Various Artists: Gilles Peterson Digs America: Brownswood U.S.A.

Various Artists: Gilles Peterson Digs America: Brownswood U.S.A.

Record stores are stuffed with glorified homemade mix CDs, assembled by rock stars and DJs and packaged up nicely by independent labels looking to trade on a famous name. But not every DJ can be Gilles Peterson, a crate-digger supreme whose dual claims to fame are co-founding the Acid Jazz dance music label and hosting a weekly BBC Radio show. Peterson's famous for finding amazing records that few have heard—and even fewer remember—and assembling them into a kind of alternate history of popular music.

The compilation Gilles Peterson Digs America: Brownswood U.S.A. brings together some of the songs that Peterson plays in the "Brownswood Basement" portion of his show: American jazz and R&B tracks that have never appeared on CD before now. It's not that Peterson has discovered great songs that should've been monster hits. It's more that a song like Darondo's sensual soul ballad "Didn't I"—with its semi-awkward mix of slowed-down funk guitar, see-saw organ, intermittent flute and strings, and cooing vocals—helps explain what was great about early '70s soul in the first place. Peterson recognizes Darondo's earnest evocation of the mood of urban radio, in an era where the reclamation of Afro roots music warred with the old-fashioned desire to craft a killer make-out cut.

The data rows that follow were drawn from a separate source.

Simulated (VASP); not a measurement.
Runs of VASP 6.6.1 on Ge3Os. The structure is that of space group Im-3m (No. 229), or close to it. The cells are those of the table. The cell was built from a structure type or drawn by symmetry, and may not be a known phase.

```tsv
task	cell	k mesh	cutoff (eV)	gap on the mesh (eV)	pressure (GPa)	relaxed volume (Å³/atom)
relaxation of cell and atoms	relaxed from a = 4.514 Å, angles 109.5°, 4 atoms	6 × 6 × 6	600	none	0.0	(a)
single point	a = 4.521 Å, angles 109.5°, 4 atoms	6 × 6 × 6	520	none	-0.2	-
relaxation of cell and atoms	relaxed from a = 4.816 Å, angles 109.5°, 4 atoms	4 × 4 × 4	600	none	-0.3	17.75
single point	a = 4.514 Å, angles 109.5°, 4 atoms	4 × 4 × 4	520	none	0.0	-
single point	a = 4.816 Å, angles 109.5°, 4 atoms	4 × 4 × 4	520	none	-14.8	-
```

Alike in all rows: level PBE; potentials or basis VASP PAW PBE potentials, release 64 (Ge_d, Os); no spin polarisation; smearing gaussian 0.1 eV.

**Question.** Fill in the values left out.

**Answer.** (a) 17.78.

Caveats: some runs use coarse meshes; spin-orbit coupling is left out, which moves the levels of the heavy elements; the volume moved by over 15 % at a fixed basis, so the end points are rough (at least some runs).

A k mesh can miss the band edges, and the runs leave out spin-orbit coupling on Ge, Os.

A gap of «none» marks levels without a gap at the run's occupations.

Other impossibly fine Digs America tracks include Lonnie Hewlett's voodoo-gumbo jazz chant "Ya Ya Cha Cha," Jon Lucien's sweeping, string-saturated "Search For The Inner Self," Bobby Cole's percussive, joyful piano piece "A Perfect Day," Baaska & Scavelli's brief, skewed avant-showtune "Get Off The Ground," and Caroline Peyton's warm, free-roaming, Joni Mitchell-styled ballad "Just As We." Peterson's mix leans heavy on syncopation, pounding piano, smooth voices and fearless orchestration. It's the collective sound of American music rediscovering itself in the wake of the rock revolution, and finding something passionate and real in every wing of pop, from the roadhouse to the concert hall to the airport lounge.